Elif Ronahi, a member of the Kurdistan Communities Union’s (KCK’s) Presidential Council, spoke to Medya Haber TV regarding Turkey’s ongoing aggression in northeastern Syria during an interview commemorating the anniversary of the incidents that took place in Turkey between 19-25 December 1978. Kurdish Alevis and others refer to what happened in this period as the “Maraş massacre,” during which significantly more than 100 people, mostly Kurdish Alevis, were killed.
“What Turkey has developed as the Operation Euphrates Shield is genocidal by its very essence. No matter what they claim about this operation being only about Jarablus and al-Bab, the real target here is the whole Euphrates basin that also includes the Rojava line from the north,” she said with regard to Turkey’s wider plans and its consecutive military operations in northeastern Syria following the ‘Euphrates Shield’ in 2016 and 2017.
“This is what they wanted to do in Kobane, this is what they wanted to do by the occupation and invasion of Afrin. The third phase of this has been done by this operation called Euphrates Shield. The deep-rooted aim here is destroying Kurds.”

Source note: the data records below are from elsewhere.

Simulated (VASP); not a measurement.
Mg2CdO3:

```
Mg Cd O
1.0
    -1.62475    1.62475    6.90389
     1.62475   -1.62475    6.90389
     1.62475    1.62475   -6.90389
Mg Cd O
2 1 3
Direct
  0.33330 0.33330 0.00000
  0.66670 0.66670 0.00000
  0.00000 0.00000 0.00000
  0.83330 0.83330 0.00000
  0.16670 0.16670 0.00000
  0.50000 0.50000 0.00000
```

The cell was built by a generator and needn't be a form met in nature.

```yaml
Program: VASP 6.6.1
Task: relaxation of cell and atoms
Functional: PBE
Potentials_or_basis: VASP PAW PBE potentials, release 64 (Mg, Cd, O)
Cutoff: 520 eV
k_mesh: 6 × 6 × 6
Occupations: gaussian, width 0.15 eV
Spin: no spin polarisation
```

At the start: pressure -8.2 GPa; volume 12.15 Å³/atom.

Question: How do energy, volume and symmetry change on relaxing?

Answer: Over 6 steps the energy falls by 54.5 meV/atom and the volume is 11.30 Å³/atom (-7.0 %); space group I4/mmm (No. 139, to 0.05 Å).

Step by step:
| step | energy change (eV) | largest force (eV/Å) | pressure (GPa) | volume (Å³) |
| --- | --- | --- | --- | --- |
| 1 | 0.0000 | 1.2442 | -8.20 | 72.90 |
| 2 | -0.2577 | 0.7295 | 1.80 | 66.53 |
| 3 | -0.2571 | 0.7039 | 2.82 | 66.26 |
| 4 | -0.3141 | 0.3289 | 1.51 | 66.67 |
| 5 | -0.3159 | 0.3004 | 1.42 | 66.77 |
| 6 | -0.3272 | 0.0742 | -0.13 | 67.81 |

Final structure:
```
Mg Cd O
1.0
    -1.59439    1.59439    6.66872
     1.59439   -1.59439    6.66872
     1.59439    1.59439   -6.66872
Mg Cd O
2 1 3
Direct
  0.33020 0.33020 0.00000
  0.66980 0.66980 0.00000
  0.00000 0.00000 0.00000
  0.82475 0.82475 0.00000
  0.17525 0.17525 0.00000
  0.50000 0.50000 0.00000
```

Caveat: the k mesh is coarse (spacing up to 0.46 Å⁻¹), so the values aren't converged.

Ronahi stressed that by placing families of ISIS fighters in certain Kurdish-populated regions, Turkey aims at demographic change.
“Through the hands of massacres, what they did and still do is demographic, economic and cultural change. The Maraş massacre is carried out one more time in another form, at another level, by ISIS with a deeper and more comprehensive approach,” she said.
Ronahi shared the example of families and relatives of ISIS members being transferred from Syria to Turkey’s southeastern city Maraş (Mereş). “This is no coincidence,” she said.
“Their so-called discourse, ‘People flee from war, Turkey welcomes them,’ is a lie. By transferring these people here, they want to evacuate the Kurdish-populated regions in the southwest.”
Settling far-right people from other ethnicities in Kurdish-Alevi populated regions in Turkey related to the fact that locals in Maraş are Alevis, but it’s not only about them being Alevis, she emphasised. “That region they aim to evacuate and all Kurds living on that line, they aim to ethnically cleanse,” she said.
“Especially our people living in northern Kurdistan in the border of Turkey are targeted with such an approach. The essence of this state is that it has constructed itself as a fascist regime, based on massacres of Armenians, Assyrians and Kurds.”
She went on: “One by one, group by group, Turkish fascists and supporters of the MHP [Nationalist Movement Party] are made to settle in these regions. By settling these people here, they want to commit new massacres in the future.”
Ronahi appealed to the Kurdish people around the world, saying, “Not only our people living there, but all our people living in metropoles, and throughout Europe should see and be aware of this fact.”
Ronahi emphasised the leading role of Kurdish women in defending Kurdish identity against the genocidal policies of Turkey. “One exists only with their communities. Once one is detached from their communities, they metamorphise. I really believe that Kurdish women will play their leading role to prevent that,” she said.